The above is the number of feature maps in the layer l-1 (previous layer).
ai, j, fm
The above is the activation output of the neuron located in layer l – 1, row i, column j, and feature map fm. bk is the bias term for feature map k (in layer l).
wi, j, fm, k
The above is the weight (kernel) of any neuron in the feature map k of the layer l and its input located at row m, column n, relative to the neuron’s receptive field and feature map fm.
The feature maps produced in the convolution layer are input to the next layer (pooling layer) after applying the activation function. The feature map generated after applying the activation function is called the activation feature map. The visualisation of the activation feature map for a filter in a particular convolution layer depicts the regions of the input that are activated in the feature map after applying the filter. In each activation feature map, the neurons have a range of activation values with the maximum value representing the most activated neuron, the minimum value representing the least activated neuron, and the value zero representing a neuron not activated.
Let us consider an illustration. The AlexNet model is used for transfer learning to build a binary classifier that classifies the given flight image to either a passenger flight or a fighter flight. AlexNet has five convolutional layers — the first four convolutional layers are frozen and the model is trained to obtain very good accuracy of around 98 per cent. The figures 4 and 5 show the visualizations of the activation feature maps of the fifth convolutional layer, which has 256 filters and hence 256 activation feature maps. Figures 4 and 5 show the following details.
- The activation feature maps for the passenger flight image and the fighter flight image for the newconv5 convolution layer (the fifth convolutional layer of the AlexNet model, renamed to newconv5 since it has been retrained during transfer learning).
- The passenger and fighter flight test images (top left corner in the figure) for which visualisations are shown.
- Assume the activation feature maps are arranged as a 16 x 16 matrix with index 1 given for activation feature map at row 1, column 1; and index 17 for the activation feature map at row 2, column 1, and so on.The higher resolution image of the selected activation feature map (green coloured box) is shown just below the test image.
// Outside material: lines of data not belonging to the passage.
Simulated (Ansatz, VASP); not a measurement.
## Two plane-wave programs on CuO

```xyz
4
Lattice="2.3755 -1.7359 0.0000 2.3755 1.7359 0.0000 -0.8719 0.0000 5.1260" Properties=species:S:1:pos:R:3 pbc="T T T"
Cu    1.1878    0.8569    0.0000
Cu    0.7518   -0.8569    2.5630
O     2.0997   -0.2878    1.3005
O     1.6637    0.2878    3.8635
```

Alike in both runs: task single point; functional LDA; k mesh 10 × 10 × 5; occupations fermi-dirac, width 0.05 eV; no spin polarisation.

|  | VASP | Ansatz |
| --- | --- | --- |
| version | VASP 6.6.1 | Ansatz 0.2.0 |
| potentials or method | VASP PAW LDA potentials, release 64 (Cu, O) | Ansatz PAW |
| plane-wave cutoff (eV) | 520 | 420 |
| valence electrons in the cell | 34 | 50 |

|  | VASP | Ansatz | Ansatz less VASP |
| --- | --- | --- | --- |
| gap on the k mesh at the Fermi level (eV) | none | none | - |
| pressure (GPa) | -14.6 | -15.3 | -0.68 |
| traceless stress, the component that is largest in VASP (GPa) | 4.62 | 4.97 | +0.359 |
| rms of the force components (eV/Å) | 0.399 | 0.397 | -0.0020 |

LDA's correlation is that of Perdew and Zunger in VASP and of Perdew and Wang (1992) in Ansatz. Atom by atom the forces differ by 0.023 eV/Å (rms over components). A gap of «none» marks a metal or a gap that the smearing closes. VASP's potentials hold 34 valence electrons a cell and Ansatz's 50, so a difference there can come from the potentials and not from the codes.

In Figure 4, check the 137th activation feature map (the green coloured box), which is shown as a high resolution image below the test image. The white coloured pixels in this image show only those features that have been learnt by this filter or, in other words, these are the activated neurons of the feature map with a value greater than zero. The remaining pixel values are zero and hence black in colour, so neurons corresponding to those pixels are not activated. From a comparison between the activation feature map and the original image, it can be seen that the features in the activation feature map correspond to multiple windows in the input image. This can also be justified by checking the top nine highly activated images shown at the top right corner in the figure. The top nine images show the objects that have multiple window patterns or features. Refer to http://yosinski.com/deepvis for more details on visualisation of the CNN model. A similar analogy is applicable to neurons in all the feature maps shown above.
Now, among the 16 x 16 activation feature maps in the convolution layer shown in Figures 4 and 5, it can be seen that many of these maps are not showing any activations. None of the neurons in these feature maps are activated. CNN theory states that each filter represents distinct feature/s at each layer, and in these figures, each of the 256 filters represents features of the passenger or the fighter flight that are learnt. If there are no activations, this means that it does not learn any feature. Since the model is a binary classifier for classifying passenger and fighter flights, each of the filters in the convolution layer will be learning either passenger or fighter features. Hence these feature maps can be classified into four types – class 0, class 1, mixed and inactive.
- Class 0: In these feature maps, the features learnt belong to class 0 only.
- Class 1: In these feature maps, the features learnt belong to class 1 only.
- Mixed: In these feature maps, the features learnt belong to both class 0 and class 1.
- Inactive: These feature maps do not learn any features of class 0 or class 1.
The type of activation feature maps in each layer can be easily visualized using the Deepvis tool specified above. Many a times, complex standard models are used to build a simple binary as above, or a model for up to ten class classifiers using transfer learning. During those scenarios, as seen above, many filters may not be required since they will not be learning any features at all, and fewer filters will be sufficient to learn features of all the classes. In these cases, if the requirement is to retain the original model architecture for some reason, then the inactive filters can be removed to reduce the computations and the size of the model.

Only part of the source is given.